NUMA-impact - Xeon/Epyc - 1P vs 2P
-
There is no universal answer (because it's mostly depending on your VM load and what do you expect). As usual, my advice is to keep it simple if you don't have a problem with it (ie: you are satisfied by the perf.). Even a default EPYC configuration will be likely always better than a Xeon one.
After that, if you want to go deeper and learn the details, it's OK, let me just ping @tjkreidl who did a remarkable job (if I remember correctly) on this very topic.
-
I'd say that the EPYCs would be better than the Xeons no matter the NUMA per CCX setting. But, I would suggest looking at the EPYC genoa, which is 2-3x faster for the same cost as the previous EPYCs! Absolutely amazing performance and value.

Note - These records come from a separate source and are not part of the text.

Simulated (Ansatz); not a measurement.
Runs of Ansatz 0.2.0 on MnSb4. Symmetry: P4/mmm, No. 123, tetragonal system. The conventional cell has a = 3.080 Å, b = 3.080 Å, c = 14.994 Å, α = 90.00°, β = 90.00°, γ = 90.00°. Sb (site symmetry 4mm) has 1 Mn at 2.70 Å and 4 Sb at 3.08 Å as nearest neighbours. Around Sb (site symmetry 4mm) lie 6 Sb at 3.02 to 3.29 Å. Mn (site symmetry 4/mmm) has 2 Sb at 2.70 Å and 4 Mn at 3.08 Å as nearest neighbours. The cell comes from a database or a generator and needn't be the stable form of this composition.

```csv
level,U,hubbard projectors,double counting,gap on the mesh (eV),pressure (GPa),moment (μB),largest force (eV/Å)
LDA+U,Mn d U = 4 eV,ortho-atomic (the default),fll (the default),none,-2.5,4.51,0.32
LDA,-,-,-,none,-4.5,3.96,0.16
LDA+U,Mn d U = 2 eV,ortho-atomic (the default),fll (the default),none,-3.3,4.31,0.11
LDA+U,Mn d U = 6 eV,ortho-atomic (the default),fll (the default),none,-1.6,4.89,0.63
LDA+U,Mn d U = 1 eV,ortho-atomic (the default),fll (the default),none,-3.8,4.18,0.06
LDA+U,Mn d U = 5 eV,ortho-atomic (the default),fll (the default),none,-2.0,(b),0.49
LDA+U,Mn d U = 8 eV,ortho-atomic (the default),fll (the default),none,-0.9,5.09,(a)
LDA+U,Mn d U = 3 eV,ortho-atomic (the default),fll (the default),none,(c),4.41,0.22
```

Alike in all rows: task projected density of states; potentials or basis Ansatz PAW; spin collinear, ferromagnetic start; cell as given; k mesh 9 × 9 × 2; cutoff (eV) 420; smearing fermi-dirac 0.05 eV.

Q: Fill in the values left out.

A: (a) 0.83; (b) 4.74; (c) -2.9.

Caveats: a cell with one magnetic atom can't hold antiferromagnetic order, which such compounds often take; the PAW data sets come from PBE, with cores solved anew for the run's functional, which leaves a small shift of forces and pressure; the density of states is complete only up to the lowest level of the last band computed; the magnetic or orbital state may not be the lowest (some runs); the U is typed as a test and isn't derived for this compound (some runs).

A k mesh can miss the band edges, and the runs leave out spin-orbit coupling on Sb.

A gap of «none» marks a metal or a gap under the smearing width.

https://www.phoronix.com/review/amd-epyc-9654-9554-benchmarks
https://www.phoronix.com/review/amd-epyc-9374fXen supports NUMA scheduling. The issue, I think, is whether the VM fits within a NUMA node or not, and if the application and/or guest VM understands NUMA in a guest environment. Only way to know is to properly benchmark the specific application with NUMA per CCX on or not and the number of cores you think the VM will need.
-
@Forza
Thank you for your answer. If I take the "EPYC-path": Did you ever see, that a 2P-system is slower, than its 1P-pendant? -
@KPS I have no experience of a 2P system so far, so I cannot say : (
-
@olivierlambert said in NUMA-impact - Xeon/Epyc - 1P vs 2P:
There is no universal answer (because it's mostly depending on your VM load and what do you expect). As usual, my advice is to keep it simple if you don't have a problem with it (ie: you are satisfied by the perf.). Even a default EPYC configuration will be likely always better than a Xeon one.
After that, if you want to go deeper and learn the details, it's OK, let me just ping @tjkreidl who did a remarkable job (if I remember correctly) on this very topic.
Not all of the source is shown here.